A pure state |ψ⟩ has ρ = |ψ⟩⟨ψ| with Tr(ρ²) = 1. A mixed state has Tr(ρ²) < 1, representing loss of information due to decoherence or measurement.
From your work with density matrices, you know that ρ is the most general description of a quantum system's state. A pure state is the special case where complete quantum information is available: the system is in a definite (though possibly superposed) quantum state |ψ⟩, and the density matrix is just the outer product ρ = |ψ⟩⟨ψ|. The entry ρᵢⱼ = ⟨i|ψ⟩⟨ψ|j⟩ captures not just probabilities (the diagonal) but also phase relationships between basis states (the off-diagonal terms). These off-diagonal elements — the coherences — are what make quantum superposition distinct from classical uncertainty.

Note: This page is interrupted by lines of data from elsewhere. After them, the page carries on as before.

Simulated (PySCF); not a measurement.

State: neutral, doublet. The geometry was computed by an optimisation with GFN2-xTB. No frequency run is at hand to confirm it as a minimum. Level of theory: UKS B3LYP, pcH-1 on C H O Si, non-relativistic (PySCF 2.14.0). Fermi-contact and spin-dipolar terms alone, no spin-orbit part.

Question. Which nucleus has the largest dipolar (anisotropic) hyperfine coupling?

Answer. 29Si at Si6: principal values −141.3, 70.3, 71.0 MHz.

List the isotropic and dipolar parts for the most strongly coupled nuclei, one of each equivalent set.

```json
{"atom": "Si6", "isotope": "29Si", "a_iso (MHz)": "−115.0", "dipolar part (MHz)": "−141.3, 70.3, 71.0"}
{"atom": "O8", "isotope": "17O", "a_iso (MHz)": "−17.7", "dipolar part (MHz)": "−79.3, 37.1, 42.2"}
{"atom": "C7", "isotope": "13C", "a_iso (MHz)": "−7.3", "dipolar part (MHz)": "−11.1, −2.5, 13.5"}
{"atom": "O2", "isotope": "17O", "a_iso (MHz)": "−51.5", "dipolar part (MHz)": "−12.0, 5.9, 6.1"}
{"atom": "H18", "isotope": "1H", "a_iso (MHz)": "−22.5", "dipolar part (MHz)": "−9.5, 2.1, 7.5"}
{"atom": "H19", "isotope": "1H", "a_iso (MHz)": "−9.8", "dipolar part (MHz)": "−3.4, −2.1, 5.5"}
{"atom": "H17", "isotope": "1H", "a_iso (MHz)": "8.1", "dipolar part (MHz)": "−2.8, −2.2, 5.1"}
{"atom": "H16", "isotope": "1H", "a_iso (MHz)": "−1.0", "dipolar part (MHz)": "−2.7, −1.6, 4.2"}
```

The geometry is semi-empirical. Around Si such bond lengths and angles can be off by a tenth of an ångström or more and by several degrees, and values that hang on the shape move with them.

To see why, consider a spin-1/2 particle prepared in |+x⟩ = (|↑⟩ + |↓⟩)/√2. This is a pure state. Its density matrix has equal diagonal entries (probability 1/2 of finding spin up or spin down in the z-basis) but also equal off-diagonal entries reflecting the definite phase relationship between |↑⟩ and |↓⟩. If you measure in the x-basis, you get a definite result: spin up with certainty. The coherences are the fingerprint of that certainty. For a pure state, ρ² = ρ (it's a projector), and Tr(ρ²) = Tr(ρ) = 1.
A mixed state arises when you have classical uncertainty about which pure state the system is in. Suppose you prepare spin-up |↑⟩ half the time and spin-down |↓⟩ the other half, but you don't track which — you just hand the particles over. The density matrix is ρ = (1/2)|↑⟩⟨↑| + (1/2)|↓⟩⟨↓|, which has equal diagonal entries but *zero* off-diagonal entries. Measuring in the z-basis still gives 50/50 results — identical to the |+x⟩ pure state in this basis. But the x-basis measurement now also gives 50/50, unlike the pure state. The coherences are gone. Tr(ρ²) = 1/4 + 1/4 = 1/2 < 1, and the closer Tr(ρ²) is to 1/n (where n is the dimension), the more maximally mixed the state.
The crucial point is that quantum superposition and classical statistical mixture look identical when you only ask the wrong questions, but they are physically different. A pure superposition can exhibit interference; a mixture cannot. When you split a laser beam, recombine it, and see fringes — that's pure-state coherence. When you mix photons from two independent light bulbs, no fringes appear — that's a mixture. The density matrix formalism distinguishes them precisely through the off-diagonal terms.
Decoherence is the process by which pure states become mixed in practice. When a quantum system interacts with a large environment (air molecules, photons, phonons), the system and environment become entangled — but you only have access to the system. Tracing out the environment from the joint density matrix eliminates the coherences, converting the system's pure state into a mixture. This is why quantum computers require isolation: every unwanted environmental interaction degrades pure states toward mixtures, destroying the interference that makes quantum computation powerful. The Tr(ρ²) test is the operational measure of how much quantum coherence survives.